B.1 and B.2 results

The SGML ERB met today, Oct 17th, and voted on several items already
submitted to the SGML WG.  Participating:  Bosak, Clark, Maler (in
part), Magliery (in part), Paoli, Sperberg-McQueen, and Sharpe.  Absent:
Bray, DeRose, Hollander, Kimber, and Connolly.  All decisions were by
consensus of all those participating in the call, and thus carry a
majority of the membership of the ERB.

The text below is substantially the same as the drafts discussed by the
ERB, but was edited after the meeting to reflect the ERB's decisions;
the ERB has thus not seen and approved the precise wording given, and
may choose to correct any editorial errors made in the revision.

-C. M. Sperberg-McQueen


B.1 What should XML's character-set rules be?  Should conforming
XML documents be restricted to particular character sets?  Should
conforming XML processors be required to be able to parse all conforming
XML documents (13.1)?

It had already been agreed that:
  - the character repertoire of XML documents is that of ISO 10646
  - conforming XML documents may be in UTF-8 or UCS-2 form
  - all XML processors must accept documents in UTF-8 and UCS-2 (or
    optionally UTF-16) form
  - XML processors may provide a user option which causes them to accept
    documents in other coded character sets (e.g. ISO 8859 or JIS 0208)
    or other encodings of 10646 or other coded character sets (e.g.
    Extended Unix Code) -- this behavior must be optional [at least
    in validating processors, we decided today] (i.e. the user must
    be able to turn it off, so that documents not in UTF-8 or UCS-2
    raise errors).

In discussing the mechanism to be used for signaling the encoding and/or
coded character set in use, the ERB decided the following.  [Editorial
note:  if the ERB decides that XML will have external text entities,
then everything said below about documents will also apply to all
external text entities.]

The character repertoire of XML documents is that of ISO 10646.  All XML
processors are required to accept documents in the UTF-8 and UCS-2
encodings of 10646.  It is recognized that accepting documents in the
UTF-16 variant would be desirable.  Documents encoded in UCS-2 must
begin with the Byte Order Mark described by ISO 10646 Annex E and
Unicode Appendix B (the ZERO WIDTH NO-BREAK SPACE character, U+FEFF) --
this is an encoding signature, and not (for SGML purposes) part of the
document.  XML processors must be able to use this character to
differentiate between UTF-8 and UCS-2 encoded documents.
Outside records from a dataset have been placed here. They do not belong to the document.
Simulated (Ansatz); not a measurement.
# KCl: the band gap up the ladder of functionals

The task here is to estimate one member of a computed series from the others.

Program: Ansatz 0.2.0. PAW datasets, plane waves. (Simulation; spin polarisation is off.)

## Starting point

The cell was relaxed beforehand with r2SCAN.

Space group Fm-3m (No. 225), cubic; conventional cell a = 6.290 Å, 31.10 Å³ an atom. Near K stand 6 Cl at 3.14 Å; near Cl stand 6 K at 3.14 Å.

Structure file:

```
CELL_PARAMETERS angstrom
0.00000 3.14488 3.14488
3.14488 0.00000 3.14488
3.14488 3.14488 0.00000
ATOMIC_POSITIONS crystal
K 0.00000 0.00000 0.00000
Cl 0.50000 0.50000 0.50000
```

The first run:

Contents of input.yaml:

XML does not explicitly sanction the use of any other encodings.  It is
recognized, however, that many documents exist in other encodings.  To
support processors in dealing with this situation, an XML document may
contain at its beginning, before any other text, markup, PIs, or white
space, an Encoding Declaration PI matching

EncDecl ::=
  '<?XML' S 'encoding' Eq ("'" Encoding "'")|('"' Encoding '"') S? '>'

An XML processor may choose to read Encoding Declaration PIs and accept
nonstandard encodings so declared.  In validating processors such
behavior must be at user option.

An XML document which lacks both the Byte Order Mark and an Encoding
Declaration PI must be in the UTF-8 encoding.  It is an error for a
document to be in an encoding other than that declared in its Encoding
Declaration PI.

The XML specification shall include (possibly by reference to relevant
IETF documentation) a list of standard declarations for the nonterminal
"Encoding" in the above production, to support interoperability,
including names for at least ISO-Latin-X and the JIS family.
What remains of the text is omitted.